Alharmi wants Amlak to focus on its core real estate business and so has started to withdraw from its non-core investments that in the past have generated a substantial proportion of its revenue.

"We are gradually exiting investments that are 'non-core', so the focus will be on real estate. That process of liquidating investments might take another year. We have made healthy investments however we believe our competence and expertise is in the real estate market," he says.

He also believes that Islamic finance is becoming better understood by a wider mortgage-buying public, particularly by expatriates from outside the region who may have been reluctant to deviate from conventional home loans in the past.

"One of the key challenges that Islamic finance had in the past years was 'knowledge' - even the bank staff themselves didn't have the knowledge.

"Today it has gained increased momentum as more people are exposed to it, so the level of awareness about Islamic products has increased," says Alharmi.

As Amlak and rival Tamweel accelerate their exposure to new real estate markets in the region, their reliance on the UAE market is diminishing.

Like its largest shareholder Emaar Properties, Amlak is looking to fledgling real estate markets across the region to define the next chapter of its growth story.

But while the company spreads its wings regionally, Alharmi remains steadfastly bullish on the prospects of the UAE's residential real estate market, well into the next decade.

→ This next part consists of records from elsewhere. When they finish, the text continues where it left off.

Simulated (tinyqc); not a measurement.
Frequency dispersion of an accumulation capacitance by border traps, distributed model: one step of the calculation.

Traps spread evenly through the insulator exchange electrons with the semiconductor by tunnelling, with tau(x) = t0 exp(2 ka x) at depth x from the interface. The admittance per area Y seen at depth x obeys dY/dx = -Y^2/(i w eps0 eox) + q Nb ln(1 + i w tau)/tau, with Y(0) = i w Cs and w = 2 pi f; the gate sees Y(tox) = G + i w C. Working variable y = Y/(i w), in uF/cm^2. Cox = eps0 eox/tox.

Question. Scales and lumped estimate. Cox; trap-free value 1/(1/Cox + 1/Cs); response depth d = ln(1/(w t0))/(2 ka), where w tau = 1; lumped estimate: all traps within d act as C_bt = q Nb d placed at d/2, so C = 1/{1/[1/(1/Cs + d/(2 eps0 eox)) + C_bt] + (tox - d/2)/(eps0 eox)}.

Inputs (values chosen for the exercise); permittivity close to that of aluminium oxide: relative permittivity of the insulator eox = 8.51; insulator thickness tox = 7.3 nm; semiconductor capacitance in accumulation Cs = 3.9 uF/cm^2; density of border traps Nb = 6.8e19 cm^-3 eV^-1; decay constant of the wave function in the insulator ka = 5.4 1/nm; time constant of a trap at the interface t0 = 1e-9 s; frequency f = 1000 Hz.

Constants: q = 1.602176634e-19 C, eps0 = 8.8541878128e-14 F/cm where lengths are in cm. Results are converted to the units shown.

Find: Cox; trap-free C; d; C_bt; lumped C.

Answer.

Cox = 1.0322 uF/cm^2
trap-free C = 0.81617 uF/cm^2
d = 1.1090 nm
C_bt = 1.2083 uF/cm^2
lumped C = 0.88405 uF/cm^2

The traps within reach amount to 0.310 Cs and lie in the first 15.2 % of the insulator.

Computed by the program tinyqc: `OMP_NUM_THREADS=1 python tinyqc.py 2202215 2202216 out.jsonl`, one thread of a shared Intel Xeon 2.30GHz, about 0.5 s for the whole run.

The development focus may move from Dubai to Abu Dhabi, but the continuing influx of expatriates into the booming market will ensure that demand for mortgages will remain robust - even as the full extent of the global subprime crisis unfolds and the mortgage industry in the US and Europe contracts.

"There is the demand and it will surpass supply over the next three to four years," he says. "Growth might be slower, but we do not expect to see any crash."